Measure for Pleasure at Woolly Mammoth

Of all the marketing I've seen this season, it must be said the ads for Measure for Pleasure are among the most distinctively straightforward out there. What does the poster promise that an evening at Woolly Mammoth will provide? BOOBS. And boobs in period dress, no less! This is gloriously true, but there's so much more to be had in Howard Shalwitz's wonderful production of David Grimm's version of an unexpurgated Restoration comedy.

It's actually quite difficult to put a label on this play- it poses as Restoration, but it was written in the twenty-first century and is actually set a good hundred years AFTER Charles II started cavorting in St. James's Park. The play takes an utterly contemporary story and masks it in the guise of Long Ago and Far Away, but we are none of us fooled. We know these people. We know this STORY, and that's only ever a good thing. The love stories that anchor the plot follow a basic romantic outline of highs, lows, and pitfalls before the Happily Ever After is reached, even if the trappings are a little unusual.
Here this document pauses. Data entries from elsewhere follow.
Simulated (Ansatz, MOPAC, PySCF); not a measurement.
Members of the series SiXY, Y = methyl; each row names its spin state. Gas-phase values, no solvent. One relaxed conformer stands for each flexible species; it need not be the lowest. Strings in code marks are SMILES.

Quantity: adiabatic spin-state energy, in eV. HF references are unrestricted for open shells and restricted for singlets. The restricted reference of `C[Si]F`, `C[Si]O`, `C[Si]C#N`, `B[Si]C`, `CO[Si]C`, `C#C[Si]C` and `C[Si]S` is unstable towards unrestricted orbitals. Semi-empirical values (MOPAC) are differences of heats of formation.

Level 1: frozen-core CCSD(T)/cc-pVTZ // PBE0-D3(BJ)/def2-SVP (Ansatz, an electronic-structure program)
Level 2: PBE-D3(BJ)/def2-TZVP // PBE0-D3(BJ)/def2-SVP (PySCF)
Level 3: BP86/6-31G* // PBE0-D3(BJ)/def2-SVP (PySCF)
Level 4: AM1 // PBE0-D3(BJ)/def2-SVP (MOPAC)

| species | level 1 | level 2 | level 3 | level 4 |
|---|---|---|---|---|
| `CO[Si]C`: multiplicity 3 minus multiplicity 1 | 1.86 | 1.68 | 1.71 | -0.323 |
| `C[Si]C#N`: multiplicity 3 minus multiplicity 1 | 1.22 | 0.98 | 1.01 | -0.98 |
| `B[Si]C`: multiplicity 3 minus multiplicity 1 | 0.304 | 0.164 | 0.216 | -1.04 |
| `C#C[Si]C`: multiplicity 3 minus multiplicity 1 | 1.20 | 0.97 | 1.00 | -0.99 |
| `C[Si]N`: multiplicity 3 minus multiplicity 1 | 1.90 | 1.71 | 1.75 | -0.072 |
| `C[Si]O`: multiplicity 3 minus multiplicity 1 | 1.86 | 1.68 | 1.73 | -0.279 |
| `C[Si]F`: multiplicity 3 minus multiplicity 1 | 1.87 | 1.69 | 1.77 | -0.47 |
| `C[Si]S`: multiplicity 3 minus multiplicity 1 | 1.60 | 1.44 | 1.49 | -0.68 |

What jumps out to make these couplings stand out from the ordinary? Before I speak/type a WORD about the plot or characters, let me praise the name of Helen Q. Huang, costume designer for the production. Her designs are PHENOMENAL. It's period dress seen through a lens of marzipan candy and contemporary chic. I LOVED the look she brought to the production THIS MUCH. If you want a sample, go to the Woolly website here and check out the gallery.

The cast of characters fall into three romantic pairings and the standard issue desiccated guardian of the Ingenue. I shall take a moment here to give a shout out to the fabulous Kimberly Scharf as said Guardian: the dour Dame Stickle. She is never less than hilarious when she's onstage, and in a production that's filled with laughter, those that she provides are among the best.

Actually, it's quite a night for the ladies in the cast. Jennifer Mendenhall is magnificent as the aging Lady Vanity Lustforth, desperate for the waning attentions of her loutish husband, Sir Peter (Doug Brown). Her performance left me reeling, sometimes from laughter, but also from a particularly heartbreaking scene with Andrew Honeycutt's Molly.

Honeycutt's crossdressing (and aptly named) Molly was another high point for me, as was his entire storyline. Honeycutt plays a wonderful, world-weary outrageousness and reveals a surprisingly tender and fragile heart in a particularly touching loveplot with Joel Reuben Ganz's (also very, very good) Will Blunt. Need I issue a SPOILERALERT! to say that, of all the happy endings each couple will inevitably reach by the finale, theirs was the one that made me want to clap my hands with delight? (Don't laugh, it's been known to happen.)

Kimberly Gilbert, last seen being AMAZING in The K of D, is fabulous as ever as our ingenue, Hermione Goode. I promise you here and now: you will NOT be able to keep from laughing as SOON as she walks onstage. She is SUCH a master of physical comedy and has perfected a series of delightful mannerisms that kept me giggling all night.


I should be very clear on this: the boobs do not lie. Woolly's warning on the website reads:

NOTE: Contains lewd language and sublimely sexual situations.
(you might be turned off…or turned on.)

This is a bawdy, outrageous show. You MUST be prepared and if dirty jokes and innuendo and sight jokes with sex toys aren't your thing, you will probably want to look elsewhere for an evening's entertainment.

But if you ARE ready for a night spent snickering with the sophistication of an adolescent male at all the fun that can be had with a notorious rake named Captain Dick Dashwood as one of your leading men, then you might well be up for Measure. If you want to catch some brilliant work by some of DC's finest actresses, then you should LEAP at the chance to see Measure. As directed by Woolly's own Howard Shalwitz, it is indeed a pleasure and not to be missed.

I give it an OH MY GOD GO NOWWWWWWWWW rating.